Overview Of Copyright
The Federal Copyright Law (17 U.S.C. sec. 107 et.seq.) enables authors to control the use of their works for a specified period of time. When that time period expires, the public may make use of the works without obtaining permission or paying royalties to the copyright holder.
Since March 1, 1989, the word "copyrighted" or the symbol for a copyrighted work is no longer needed. A work is protected as soon as it meets the following criteria. 1. It is an original work of authorship. 2. It is fixed in a tangible medium of expression.
- Literature, music drama
- Choreography and pantomimes
- Pictures, graphics and sculptures
- Sound recordings and the performances/sound fixed in them.

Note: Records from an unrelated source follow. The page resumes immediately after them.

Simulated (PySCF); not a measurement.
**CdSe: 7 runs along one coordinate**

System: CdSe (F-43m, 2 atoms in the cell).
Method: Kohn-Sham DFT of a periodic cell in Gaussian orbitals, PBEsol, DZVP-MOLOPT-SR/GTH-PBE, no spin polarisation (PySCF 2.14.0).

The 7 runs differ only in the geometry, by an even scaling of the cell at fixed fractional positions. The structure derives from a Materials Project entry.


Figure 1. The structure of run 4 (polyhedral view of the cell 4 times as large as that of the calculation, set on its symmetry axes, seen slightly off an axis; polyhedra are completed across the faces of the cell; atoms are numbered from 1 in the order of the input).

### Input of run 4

- Motion pictures and other audio visual material
- Computer programs
- Architectural works
- Compilations and derivative works
Exclusive rights of Copyright Holders (these are separate rights-release or license of one or some does not limit the enforceability of the others):
- Making copies
- Creating derivative works
- Public performance
- Public display
Categories of works that cannot be copyrighted, are in the public domain and free for anyone to use:
- Works produced by the U.S. Government
- Facts, news and research, although the organization and display format is subject to copyright.
- Titles, names, slogans, phrases (unless trademarked) Ideas, methods
- Procedures, systems and processes
- Works published before 1923, if not modified and copyrighted since then.
Northeastern University Libraries is committed to full compliance with the Copyright Laws of the United States governing the use of copyrighted materials for academic purposes. In addition, we support the doctrine of fair use, as essential for progress in creative and scientific endeavors.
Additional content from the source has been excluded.